EIA-485, earlier known as RS-485 or RS485 is an OSI Model physical layer electrical specification of a two-wire, half-duplex, multipoint serial connection. EIA-485 standard specifies a differential form of signaling. The data is conveyed by the difference between voltages. One polarity of voltage indicates logic 1 level; the reverse polarity indicates logic 0. The difference of potential must be at least 0.2 volts for valid operation, but any applied voltages between +12 V and -7 volts will allow correct operation of the receiver. EIA-485 is better described as un-balanced interface, as the balanced usually implies that the voltages on the differential wires are balanced with respect to ground or earth potential (e.g. +5V and -5V), but EIA-485 is usually +5V and 0V. EIA-485 only specifies electrical characteristics of the driver and the receiver. It does not specify or recommend any data protocol.

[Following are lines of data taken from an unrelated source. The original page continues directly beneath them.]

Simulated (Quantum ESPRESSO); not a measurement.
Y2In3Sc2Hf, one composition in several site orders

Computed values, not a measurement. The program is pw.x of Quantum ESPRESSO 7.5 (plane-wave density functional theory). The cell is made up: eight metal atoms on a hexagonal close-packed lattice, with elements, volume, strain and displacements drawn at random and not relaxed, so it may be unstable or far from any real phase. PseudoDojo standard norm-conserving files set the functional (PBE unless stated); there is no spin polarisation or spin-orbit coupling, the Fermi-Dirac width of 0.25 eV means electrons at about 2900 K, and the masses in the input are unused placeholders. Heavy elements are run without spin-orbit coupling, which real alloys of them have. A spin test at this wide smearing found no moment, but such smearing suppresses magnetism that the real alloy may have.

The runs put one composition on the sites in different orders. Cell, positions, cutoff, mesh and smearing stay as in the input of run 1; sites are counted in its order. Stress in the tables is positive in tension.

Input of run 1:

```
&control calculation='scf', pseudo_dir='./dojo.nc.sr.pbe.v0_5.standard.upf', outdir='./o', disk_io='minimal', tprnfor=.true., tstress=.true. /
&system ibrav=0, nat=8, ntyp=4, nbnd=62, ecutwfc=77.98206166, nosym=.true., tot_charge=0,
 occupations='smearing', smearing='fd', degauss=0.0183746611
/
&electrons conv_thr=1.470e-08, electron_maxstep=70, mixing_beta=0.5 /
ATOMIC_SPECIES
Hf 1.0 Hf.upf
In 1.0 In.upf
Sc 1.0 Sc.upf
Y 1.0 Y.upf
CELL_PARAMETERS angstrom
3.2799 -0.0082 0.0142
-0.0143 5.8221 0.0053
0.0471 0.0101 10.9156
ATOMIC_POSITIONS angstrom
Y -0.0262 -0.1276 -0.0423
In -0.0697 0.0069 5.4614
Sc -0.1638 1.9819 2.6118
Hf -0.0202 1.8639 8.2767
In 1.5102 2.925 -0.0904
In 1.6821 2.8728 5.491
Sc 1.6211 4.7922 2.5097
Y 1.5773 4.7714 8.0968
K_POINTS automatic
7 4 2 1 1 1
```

- EIA-485 enables the configuration of inexpensive local networks and multidrop communications links.
- It offers high data transmission speeds.
- RS-485 communication is asynchronous in nature.
- Since it uses a differential balanced line over twisted pair similar to EIA-422, it can span moderately large distances.
- While working with RS-485 one encounters various grounding, shielding, and termination issues.
- In comparison to EIA-422 (having a single driver circuit which cannot be switched off), EIA-485 drivers need to be put in transmit mode explicitly by asserting a signal to the driver. This enables EIA-485 to implement linear topologies using only two wires.
- The equipments located along a set of EIA-485 wires are interchangeably called nodes, stations and devices.
- Although many applications use EIA-485 signal levels, the speed, format, and protocol of the data transmission is not specified by EIA-485.
- EIA-485, like EIA-422 can be made full-duplex by using four wires.
- EIA-485 does not specify any connector or pinout. Circuits may be terminated on screw terminals, D-subminiature connectors, or other types of connectors.
EIA-485 is used:
- In an extensive range of computer and automation systems. In a computer system, SCSI-2 and SCSI-3 may use this specification to implement the physical layer for data transmission between a controller and a disk drive.
- For low-speed data communications in commercial aircraft cabins vehicle bus where it requires minimal wiring, and can share the wiring among several seats, resulting in reduced weight.
- As the physical layer underlying many standard and proprietary automation protocols used to implement Industrial Control Systems, including the most common versions of Modbus and Profibus.
- In programmable logic controllers and on factory floors. Since it is differential, it resists electromagnetic interference from motors and welding equipment.
- In theatre and performance venues to control sound systems and lighting. The EIA-485 link is typically implemented over standard XLR cables more commonly used for microphones, and so can be run between stage and control desk without laying special cables. Theatrical and disco lighting is controlled with the DMX protocol.
- EIA-485 is also used in building automation as the simple bus wiring and long cable length is ideal for joining remote devices.
- It may be used to control video surveillance systems or to interconnect security control panels and devices such as access control card readers.